European Commission on Preservation and Access, Amsterdam October 1997
Digitization as a Means of Preservation?
European Commission on Preservation and Access, Amsterdam
October 1997
5. Digitizing from the original
5.2 Criteria for the choice of system
5.3 Storage format
5.5 Requirements for image viewing software
5.6 Requirements for image viewing hardware
5.7 Migration
5.9 Differing recommendations on color images
5.1 Quality requirements
In the current state of technology, digitizing from the original gives a better reproduction quality for color material and material with weak contrasts than digitizing from film. When endangered original material is digitized, the converted form acquires the status of a preservation master which, in an extreme case, will have to serve as a substitute for the lost original. In this case, of course, the reproduction quality must be higher than is necessary in cases where the digitized secondary form exists only to improve access. A later, repeated digitization of the endangered original, even if possible, is not consistent with the aim of preservation. This means that the first digitization must be of the highest possible standard.
It follows that, in applying the quality index (see paragraph 3.1), the highest quality (qi = 8) must be guaranteed. To reproduce the small “e” with a height of 1 mm at higher quality, bitonal digitization by that formula requires a resolution of 615 dpi (410 dpi for 256 gray scale).

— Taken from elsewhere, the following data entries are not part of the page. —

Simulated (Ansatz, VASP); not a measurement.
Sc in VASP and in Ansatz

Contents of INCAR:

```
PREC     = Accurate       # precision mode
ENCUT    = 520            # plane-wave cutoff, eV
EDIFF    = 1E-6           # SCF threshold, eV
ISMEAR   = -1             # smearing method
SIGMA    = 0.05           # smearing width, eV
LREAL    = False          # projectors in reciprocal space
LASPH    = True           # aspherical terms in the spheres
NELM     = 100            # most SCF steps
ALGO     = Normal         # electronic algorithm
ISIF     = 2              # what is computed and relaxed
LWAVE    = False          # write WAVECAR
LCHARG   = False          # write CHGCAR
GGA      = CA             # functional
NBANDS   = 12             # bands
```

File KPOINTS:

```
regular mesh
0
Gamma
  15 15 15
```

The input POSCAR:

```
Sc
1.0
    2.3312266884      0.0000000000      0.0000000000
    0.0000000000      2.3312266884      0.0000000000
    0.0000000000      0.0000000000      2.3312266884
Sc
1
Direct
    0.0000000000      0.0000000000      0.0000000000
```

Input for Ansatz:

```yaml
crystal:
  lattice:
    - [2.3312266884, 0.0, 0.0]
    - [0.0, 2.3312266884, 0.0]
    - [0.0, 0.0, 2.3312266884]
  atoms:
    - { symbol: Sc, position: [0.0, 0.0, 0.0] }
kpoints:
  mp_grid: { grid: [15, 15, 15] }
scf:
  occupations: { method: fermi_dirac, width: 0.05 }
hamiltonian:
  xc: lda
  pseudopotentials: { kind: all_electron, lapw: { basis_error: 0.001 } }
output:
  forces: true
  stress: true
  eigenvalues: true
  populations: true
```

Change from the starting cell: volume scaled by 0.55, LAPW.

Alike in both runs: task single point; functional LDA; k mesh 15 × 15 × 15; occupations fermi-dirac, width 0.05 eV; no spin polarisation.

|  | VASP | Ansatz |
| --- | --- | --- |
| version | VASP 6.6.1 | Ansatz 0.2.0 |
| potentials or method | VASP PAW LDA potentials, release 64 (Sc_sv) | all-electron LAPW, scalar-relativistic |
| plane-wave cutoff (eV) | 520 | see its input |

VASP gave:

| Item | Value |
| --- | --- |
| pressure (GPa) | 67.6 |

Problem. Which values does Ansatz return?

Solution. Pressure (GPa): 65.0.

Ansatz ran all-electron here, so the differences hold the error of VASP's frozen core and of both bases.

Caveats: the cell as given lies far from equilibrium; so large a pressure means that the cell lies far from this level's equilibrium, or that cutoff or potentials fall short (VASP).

A resolution of at least 600 dpi is recommended for bitonal digitization of printed text that includes line drawings. A resolution of 400 dpi is generally adequate for bitonal digitization with texts that are clear, larger, and, in particular, evenly spaced (10 point and above), and that have been produced by modern, non-impact typewriters, such as plastic carbon band, or by ink-jet or laser printer. Two-hundred-fifty-six gray scale and a resolution of 400 dpi should be used for the following: manuscripts, drawings with pencil or crayon, typescript with silk ribbons, color illustrations and other drawings with varying gray shades, and black-and-white and color photographs. These recommendations also correspond to American quality requirements for digitizing original material. The suggestions on filming technique in paragraph 2.2 and on film organization and documentation in paragraph 2.3 can contribute usefully to digitization and to the further processing of the digitized conversion form.
5.2 Criteria for the choice of system
Scanners that work like a planetary camera, digitizing the material from above, must always be used for sewn and bound volumes. Feeder scanners and flatbed scanners are not suitable for books and archives. It is especially important to follow the precautions described in paragraph 2.4 for the protection of books and volumes. Equipment of this kind is indispensable for the digitization of unique material that is fragile.
5.3 Storage format
The comments in paragraph 3.2 are applicable here. If long-term storage of perhaps damaged original material is to be exclusively in digital form, and if, consequently, the digital data carrier deteriorates and there is no microform to fall back on, additional quality tests are necessary for the storage of digitized image data on optical disk. The following procedure is suggested:
First, digitized copies of the material are written to optical storage disks (the primary data holder). The data on the server’s internal magnetic disk are not deleted but kept unaltered. After the image data have been stored as pages in tiff data files in the primary data carrier, they are read back and a few of them are decompressed. The uncompressed or decompressed digital copy has a precisely defined number of image points, which can be calculated with reference to the format of the original material and the resolution chosen for the scanning. This size of the decompressed digital image (in Kb) is the product of the image-point number and the “bit-depth” with which each image-point is represented. A digital copy is thus correctly reproduced when its actual size equals the original value. This makes clear that the transferred copies have been securely stored in their correctly reproducible form. In the extremely rare cases where a digital copy cannot be perfectly reproduced in this test, the logical step is to erase it in the optical data carrier and immediately store it again.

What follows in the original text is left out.